Monday, 27 August 2012

"Plenty of People Are Working Today"

"They have to."

As Sunita has just informed Karl on Coronation Street.

Quite so. In Britain, with our pointless celebrations of the mere fact that the banks are on holiday, public holidays do not apply to people who are too public in anything other than the schooling sense of the word. Nowhere else on earth is like that, because everywhere else has proper holidays, celebrating specific things that really matter.

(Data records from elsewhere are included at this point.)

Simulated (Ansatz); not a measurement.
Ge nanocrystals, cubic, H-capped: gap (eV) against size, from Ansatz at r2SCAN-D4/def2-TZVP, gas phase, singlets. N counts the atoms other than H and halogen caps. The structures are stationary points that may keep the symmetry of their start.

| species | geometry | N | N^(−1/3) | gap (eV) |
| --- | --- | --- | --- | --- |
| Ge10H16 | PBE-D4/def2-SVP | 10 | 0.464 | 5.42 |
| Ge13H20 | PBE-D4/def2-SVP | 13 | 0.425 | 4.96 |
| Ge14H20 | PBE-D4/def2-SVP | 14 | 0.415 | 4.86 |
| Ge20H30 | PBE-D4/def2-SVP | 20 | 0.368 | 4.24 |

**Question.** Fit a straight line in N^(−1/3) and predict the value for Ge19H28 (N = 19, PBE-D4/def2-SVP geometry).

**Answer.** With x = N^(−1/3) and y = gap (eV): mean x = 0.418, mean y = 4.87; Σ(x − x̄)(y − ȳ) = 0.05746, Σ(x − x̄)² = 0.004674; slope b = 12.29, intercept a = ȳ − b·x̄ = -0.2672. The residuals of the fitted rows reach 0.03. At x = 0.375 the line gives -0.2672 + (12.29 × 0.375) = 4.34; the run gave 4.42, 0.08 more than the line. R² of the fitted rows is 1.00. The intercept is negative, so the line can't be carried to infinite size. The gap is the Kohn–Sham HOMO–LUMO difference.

Keep Christmas and Easter. And New Year (or Heathmas, as it sometimes called), if you must, although the Epiphany would be better. Bring back the real Whit Monday, making an even stronger case for abolishing Heathmas by also having abolished Wilsontide, and making it easier to get on with reading and teaching Philip Larkin without having to explain what the title of his best collection means. 

Get rid of all of the others and replace them with Saint George's Day, Saint Andrew's Day, Saint David's Day and Saint Patrick's Day.

A heavy concentration in this Islands' incomparable Spring and early Summer. Something distinctive about each of them: Guinness, leeks, haggis, whatever, although I admit that it is difficult to think what the English one might be. A self-interested basis for popular Unionism in perpetuity. One on 30th November, before which nothing related to Christmas would intrude, just as it does not before Thanksgiving in the United States.

And no excuse for making the common people work on these days anyway because, after all, they do not really mean anything. Each of these really would mean something.